Gas leak that forced evacuation of New Kensington vo-tech school to be investigated |
Valley News Dispatch

Gas leak that forced evacuation of New Kensington vo-tech school to be investigated

Brian C. Rittmeyer
Brian C. Rittmeyer | Tribune-Review
Northern Westmoreland Career and Technology Center in New Kensington was evacuated on Wednesday, Sept. 25, 2019, after work crews ruptured a natural gas line behind the technical school.
Brian C. Rittmeyer | Tribune-Review
Buses arrive at Northern Westmoreland Career and Technology Center in New Kensington to evacuate students on Wednesday, Sept. 25, 2019, after a gas line was ruptured behind the school.
Brian C. Rittmeyer | Tribune-Review
Officials said crews with Ligonier Construction were installing a water line for fire hydrants when they hit and broke a 1-inch natural gas line behind the Northern Westmoreland Career and Technology Center in New Kensington on Wednesday, Sept. 25, 2019.
Brian C. Rittmeyer | Tribune-Review
Firefighters responded to the campus of Valley High School in New Kensington on Wednesday, Sept. 25, 2019, after crews installing a water line behind the adjacent Northern Westmoreland Career and Technology Center hit and ruptured a natural gas line.

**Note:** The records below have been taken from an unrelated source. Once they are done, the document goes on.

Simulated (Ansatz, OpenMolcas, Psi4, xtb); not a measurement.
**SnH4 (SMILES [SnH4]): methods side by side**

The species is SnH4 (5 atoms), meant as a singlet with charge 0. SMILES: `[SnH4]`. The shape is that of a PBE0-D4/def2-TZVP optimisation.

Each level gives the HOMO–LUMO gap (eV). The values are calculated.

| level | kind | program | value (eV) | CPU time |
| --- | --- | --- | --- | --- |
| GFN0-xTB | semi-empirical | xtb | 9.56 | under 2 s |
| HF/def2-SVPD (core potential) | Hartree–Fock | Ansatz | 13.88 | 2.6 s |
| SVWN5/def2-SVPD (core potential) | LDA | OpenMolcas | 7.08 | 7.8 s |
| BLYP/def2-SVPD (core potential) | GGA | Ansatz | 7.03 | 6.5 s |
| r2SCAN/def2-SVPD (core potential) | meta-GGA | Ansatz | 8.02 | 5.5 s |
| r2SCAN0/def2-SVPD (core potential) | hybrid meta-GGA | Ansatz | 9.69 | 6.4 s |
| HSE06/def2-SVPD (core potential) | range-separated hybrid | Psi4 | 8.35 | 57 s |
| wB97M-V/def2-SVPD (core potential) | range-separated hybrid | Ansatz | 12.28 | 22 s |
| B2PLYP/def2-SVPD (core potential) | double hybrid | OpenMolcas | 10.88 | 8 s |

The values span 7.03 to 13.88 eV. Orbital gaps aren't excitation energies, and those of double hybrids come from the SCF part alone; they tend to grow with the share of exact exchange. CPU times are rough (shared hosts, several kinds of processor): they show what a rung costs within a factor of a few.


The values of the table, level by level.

The state’s Public Utility Commission said it will investigate a gas line break Wednesday in New Kensington that forced the evacuation of a school.

Northern Westmoreland Career and Technology Center was evacuated in the morning and closed for the rest of the day after work crews ruptured a natural gas line on the New Kensington campus it shares with Valley High School.

Officials said crews with Ligonier Construction were installing a new, dedicated waterline to supply fire hydrants behind the Career and Technology Center building, close to Memorial Stadium, when they ruptured a 1-inch natural gas line shortly after 11 a.m.

Peoples Natural Gas spokesman Barry Kukovich said the utility was called to the site and shut off the gas for safety, but “determined it was not our gas line.”

Kukovich said the line belongs to the vocational-technical school.

“They were working with a contractor to repair it,” he said.

Westmoreland County-based Ligonier Construction did not respond to a request for comment.

The state PUC’s safety division will investigate the incident, spokesman Nils Hagen-Frederiksen said.

“We’ll investigate from both the perspective of public safety regulations and also from the perspective of PA One Call requirements,” he said.

One Call requires contractors, municipalities and private property owners to call before digging so underground utilities can be located and marked.

“These are not simple incidents,” Hagen-Frederiksen said. “These are investigations that take weeks or months to make a determination.”

No injuries were reported.

CTC Director Kurt Kiefer said his school’s morning students — from Franklin-Regional, Burrell and New Kensington-Arnold — already had left for the day when the incident happened.

About 120 Kiski Area School District students, who attend the school all day, were at lunch. They were evacuated away from the building to the high school’s parking lot, then bused back to Kiski Area to go home, he said.

The school’s afternoon classes were canceled, Kiefer said.

Carrie Richard of Vandergrift said she was nearby in New Kensington when her daughter, who attends the career school, called her saying that she didn’t feel well and was scared. Richard swung by and picked up her daughter.

“It’s scary, but it could be worse,” she said.

Valley High School started to evacuate its 850 students to the neighboring track on the opposite side of the campus, but Superintendent John Pallone stopped the evacuation and had the students brought back inside after the natural gas was shut off. He said that happened within minutes.

“Our No. 1 priority is keeping students and staff safe. We have to always err on the side of caution,” he said. “The risk was removed, so we put everybody back in the building.”

Pallone said the school day was interrupted for 15 to 20 minutes.

Kiefer said there was no smell of natural gas in his building.

New Kensington police Chief Bob Deringer said some Valley High School teachers said they could smell gas in rooms nearest to the career school.

The rooms were checked, but no natural gas was detected, Pallone said.

Pallone said the school’s windows were opened to air it out.

“We took every precaution we were supposed to,” he said.

Classes resumed at Valley High School and students completed their day there.

Kiefer said he anticipated classes would resume at the career school as normal Thursday.